|Time Schedule for the ELV Directive|
New directives are coming into place that will force manufacturers of products to be responsible for their ultimate disposal. The automobile industry is also subject to these new rules in the form of the ELV (End-of-Life Vehicle) directive. (Ref. Directive 2000/53/EC of the European Parliament and of the Council)
It can be seen from the time schedule that from the 1st January 2006 material recovery from old cars should be more than 85% with more than 80% recycled. The equivalent figures in 2015 are 95% and 85% respectively.
Compared to steel, aluminium is reported to be more recycle friendly and through recycling the value loss from material loss and money value loss is only 22% for aluminium compared to 50% for steel.

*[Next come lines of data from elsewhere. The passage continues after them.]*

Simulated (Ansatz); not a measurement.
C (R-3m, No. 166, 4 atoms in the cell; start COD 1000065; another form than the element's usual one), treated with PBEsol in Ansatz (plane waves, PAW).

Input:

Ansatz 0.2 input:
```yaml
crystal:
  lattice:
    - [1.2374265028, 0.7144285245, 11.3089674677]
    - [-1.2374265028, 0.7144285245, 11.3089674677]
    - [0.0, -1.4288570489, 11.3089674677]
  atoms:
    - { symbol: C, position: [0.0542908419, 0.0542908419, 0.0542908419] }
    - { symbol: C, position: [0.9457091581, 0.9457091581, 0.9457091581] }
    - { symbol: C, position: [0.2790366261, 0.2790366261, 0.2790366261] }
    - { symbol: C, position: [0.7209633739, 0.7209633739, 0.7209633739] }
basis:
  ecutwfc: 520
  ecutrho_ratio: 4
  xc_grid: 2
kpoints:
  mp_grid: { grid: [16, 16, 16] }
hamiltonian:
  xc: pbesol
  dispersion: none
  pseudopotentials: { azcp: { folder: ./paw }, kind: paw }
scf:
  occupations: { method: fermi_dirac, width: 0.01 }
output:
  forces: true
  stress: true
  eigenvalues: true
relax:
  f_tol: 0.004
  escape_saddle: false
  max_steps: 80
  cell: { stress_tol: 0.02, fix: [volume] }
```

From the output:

Given that automobile manufactures are going to become responsible for the disposal of old cars and if it is accepted that the previous statement on costs is correct, then it is fairly clear that this factor provides an incentive to make more components out of aluminium.
Further considerations for aluminium are that:
- recycling saves up to 95% of the energy used to produce primary aluminium.
- recycling is self supporting by the high value of the material through the recycling loop.
- the quality of the metal does not deteriorate however many times it is recycled.
- advanced sorting and recovery techniques are beginning to allow scrap to be suitable for use as primary products such as extrusion ingots and sheet ingots.
This coupled with the legislative requirements to dispose of old cars through recycling adds even further to the incentive towards the use of aluminium, provided these factors come to fruition, in the future. This is especially true when it is considered that every year end of life vehicles in the community generate between 8 & 9 million tonnes of waste as reported in the 'Directive 2000/53/EC of the European Parliament and of the Council' document.
Ref. P Vigeland (2001)
The information about the European 'End of Life' directive has come mainly from a report by P Vigeland who is the Vice President of Recycling and R&D for Hydro Aluminium rolled products and as such it's possible there is a potential for bias in his report towards the benefits and ease with which aluminium can be re-cycled. However it has been attempted to pick out what is believed to be the factual information from his report rather than theoretical figures which may be misleading, but the onus here is on the reader to asses what they believe to be true.
In any case the underlying principle behind the European directive is that 'the polluter pays' and given the level of waste being produced on a yearly basis and that the responsibility for disposing of that waste is coming back to the doors of automobile manufacturers, this is a factor that definitely needs to be taken seriously.